Joe Haldeman’s 1989 Buying Time (also published as The Long Habit of Living) is a stand-alone science fiction novel.
The Stileman Process delivers immortality on the installment plan. In exchange for a million dollars (or all of a person’s wealth, whichever is more) the Stileman Foundation restores youth and vitality … for about ten years. Without another round of the Process, death swiftly ensues. It’s strong motivation for would-be immortals to keep earning fortunes.
Dallas1 Barr is adept at making money. What he needs now is a talent for running away.

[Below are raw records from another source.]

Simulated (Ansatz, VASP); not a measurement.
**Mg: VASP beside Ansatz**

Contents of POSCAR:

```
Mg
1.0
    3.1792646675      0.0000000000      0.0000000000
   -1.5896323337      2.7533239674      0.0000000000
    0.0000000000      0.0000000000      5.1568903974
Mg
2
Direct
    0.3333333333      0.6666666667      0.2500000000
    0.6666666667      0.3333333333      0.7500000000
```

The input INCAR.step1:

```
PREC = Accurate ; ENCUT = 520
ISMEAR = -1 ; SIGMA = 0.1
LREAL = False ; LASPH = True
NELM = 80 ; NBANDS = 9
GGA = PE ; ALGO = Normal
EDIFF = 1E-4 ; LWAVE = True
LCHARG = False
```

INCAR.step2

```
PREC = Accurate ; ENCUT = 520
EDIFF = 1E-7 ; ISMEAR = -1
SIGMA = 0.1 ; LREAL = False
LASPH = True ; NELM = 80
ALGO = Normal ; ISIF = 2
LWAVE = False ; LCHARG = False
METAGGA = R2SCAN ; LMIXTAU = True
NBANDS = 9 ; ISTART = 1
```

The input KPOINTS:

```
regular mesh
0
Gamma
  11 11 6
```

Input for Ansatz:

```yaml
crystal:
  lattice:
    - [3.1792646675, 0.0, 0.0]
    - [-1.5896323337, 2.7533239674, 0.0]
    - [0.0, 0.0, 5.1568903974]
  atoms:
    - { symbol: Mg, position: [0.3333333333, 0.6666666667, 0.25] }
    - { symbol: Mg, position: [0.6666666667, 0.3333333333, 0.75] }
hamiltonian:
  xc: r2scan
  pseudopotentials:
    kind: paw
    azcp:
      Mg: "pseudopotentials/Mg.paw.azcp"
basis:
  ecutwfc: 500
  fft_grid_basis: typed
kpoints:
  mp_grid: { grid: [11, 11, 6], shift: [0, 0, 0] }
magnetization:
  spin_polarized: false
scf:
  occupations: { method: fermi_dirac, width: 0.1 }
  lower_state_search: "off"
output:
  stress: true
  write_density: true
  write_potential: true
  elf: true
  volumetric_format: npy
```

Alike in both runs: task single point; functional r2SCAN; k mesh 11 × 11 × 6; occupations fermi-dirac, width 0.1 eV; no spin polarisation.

Briskin is a fellow immortal, a man with a grand vision. That grand vision is that Briskin and a carefully selected cabal of immortals should be in charge despite all the checks and balances in place to protect the world from Briskin. Armed only with determination, a complete lack of ethics, and a lot of money, Briskin’s covert efforts to commandeer the Stileman Foundation have been successful.
Dallas Barr and Maria Marconi have learned too much about Briskin’s little project. They are not the first people to discover what is up. Others have made similar discoveries; they have soon died. Briskin can afford an army of assassins. This army is now looking for Dallas and Maria.
Pursued by legions of surprisingly inept killers, the couple flees across Earth, then into space itself. The Solar System is vast, but Briskin is rich and fanatical. Dallas and Maria may not find any place sufficiently far to escape Briskin.
Readers may wonder why the Stileman Foundation has policies that appear designed to impoverish the rich. This is because Stileman hated rich people and wanted to impoverish them. Like many social policies, this one does not appear to have accomplished its goal; the rich are adept at finding ways around the rules and they still run the planet.
Unlike some SF authors I could name, Haldeman doesn’t expect all of today’s nations to survive to the late 21st century in their late-1980s form. However, his guesses as to which nations would survive or change are amusing in retrospect: the Soviet Union and Yugoslavia are still hale and hearty, but the anarchistic Conch Republic has split from the USA. Ah, well. If SF authors could see the future, they’d be investing in stocks, not writing SF novels.
The novel also betrays its age with a foray into Population Bomb fears. Specifically, what would happen if the Process were more widely available? This fear is raised so it can be dismissed: the Process is by its nature labor-intensive and expensive. It will never be something the average person on the street can afford.
Haldeman uses the same stylistic approach he used in Tool of the Trade, dividing the book’s POV between Dallas and Maria. Both plots consist of numerous pursuits and narrow escapes, which I found somewhat episodic and eventually boring. At least I liked Dallas more than I liked protagonist Nick from Tool.
Both Buying and Tool are minor mid-career Haldeman novels. There’s not much to either book beyond the surface. If you’re looking for a book in which two people get pursued by a malevolent cabal around the planet and off into space, you might enjoy this adventure novel. If you desire more, look elsewhere.
1: Under no circumstances think of Bloom County while reading this novel.